Wednesday, July 23, 2014

Uncovering the Preferences Shaping Consumer Data: Matrix Factorization

How do you limit your search when looking for a hotel? Those trying to save money begin with price. Members of hotel reward programs focus on their brand. At other times, location is first to narrow our consideration set. What does hotel search reveal about hotel preference?
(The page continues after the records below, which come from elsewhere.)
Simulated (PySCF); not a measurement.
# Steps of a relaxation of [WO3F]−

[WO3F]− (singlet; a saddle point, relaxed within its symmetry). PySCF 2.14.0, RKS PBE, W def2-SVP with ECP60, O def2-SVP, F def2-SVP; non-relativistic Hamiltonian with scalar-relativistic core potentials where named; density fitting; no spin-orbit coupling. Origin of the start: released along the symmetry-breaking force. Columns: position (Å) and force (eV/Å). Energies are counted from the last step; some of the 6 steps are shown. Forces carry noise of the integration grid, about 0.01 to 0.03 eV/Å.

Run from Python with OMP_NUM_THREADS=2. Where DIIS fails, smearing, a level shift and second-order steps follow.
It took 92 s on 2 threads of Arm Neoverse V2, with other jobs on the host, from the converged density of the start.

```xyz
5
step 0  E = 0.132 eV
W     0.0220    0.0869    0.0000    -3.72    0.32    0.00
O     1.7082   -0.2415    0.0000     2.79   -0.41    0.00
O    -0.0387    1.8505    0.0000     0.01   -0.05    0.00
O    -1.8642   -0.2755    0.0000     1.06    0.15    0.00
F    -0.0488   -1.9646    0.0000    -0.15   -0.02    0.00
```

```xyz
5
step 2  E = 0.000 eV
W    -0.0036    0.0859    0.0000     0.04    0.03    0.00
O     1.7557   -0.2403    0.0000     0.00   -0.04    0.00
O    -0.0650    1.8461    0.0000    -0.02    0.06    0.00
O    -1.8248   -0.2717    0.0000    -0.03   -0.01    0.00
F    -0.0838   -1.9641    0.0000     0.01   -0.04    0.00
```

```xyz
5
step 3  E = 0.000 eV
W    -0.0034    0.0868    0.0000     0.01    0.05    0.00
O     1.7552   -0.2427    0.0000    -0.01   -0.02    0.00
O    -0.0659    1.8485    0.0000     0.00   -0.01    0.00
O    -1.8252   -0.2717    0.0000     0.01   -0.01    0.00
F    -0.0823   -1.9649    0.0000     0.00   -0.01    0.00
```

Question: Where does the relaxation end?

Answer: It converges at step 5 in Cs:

What do consumer really want in a hotel? I could simply provide a list of features and ask you to rate the importance of each. Or, I could force a trade-off by repeatedly giving you a small set of features and having you tell me which was the most and least important in each feature set. But self-report has its flaws requiring that consumers know what they want and that they are willing and able to articulate those desires. Besides, hotels offer lots of features, often very specific features that can have a major impact on choice (e.g., hours when the pool or restaurant are open, parking availability and cost, check-out times, pet policy, and many more). Is there a less demanding route to learning consumer preferences?

Who won the World Series last year, or the Academy Award for best director, or the Nobel Prize for Economics? You would know the answer if you were a baseball fan, a movie buff, or an econometrician. What you know reflects your preferences. Moreover, familiarity with budget hotels is informative and suggests some degree of price sensitivity. One's behavior on a hotel search engine would also tell us a great deal about preference. With a little thought and ingenuity, we could identify many more sources of consumer data that would be preference-revealing had we the analytic means to uncover the preferences shaping such data matrices.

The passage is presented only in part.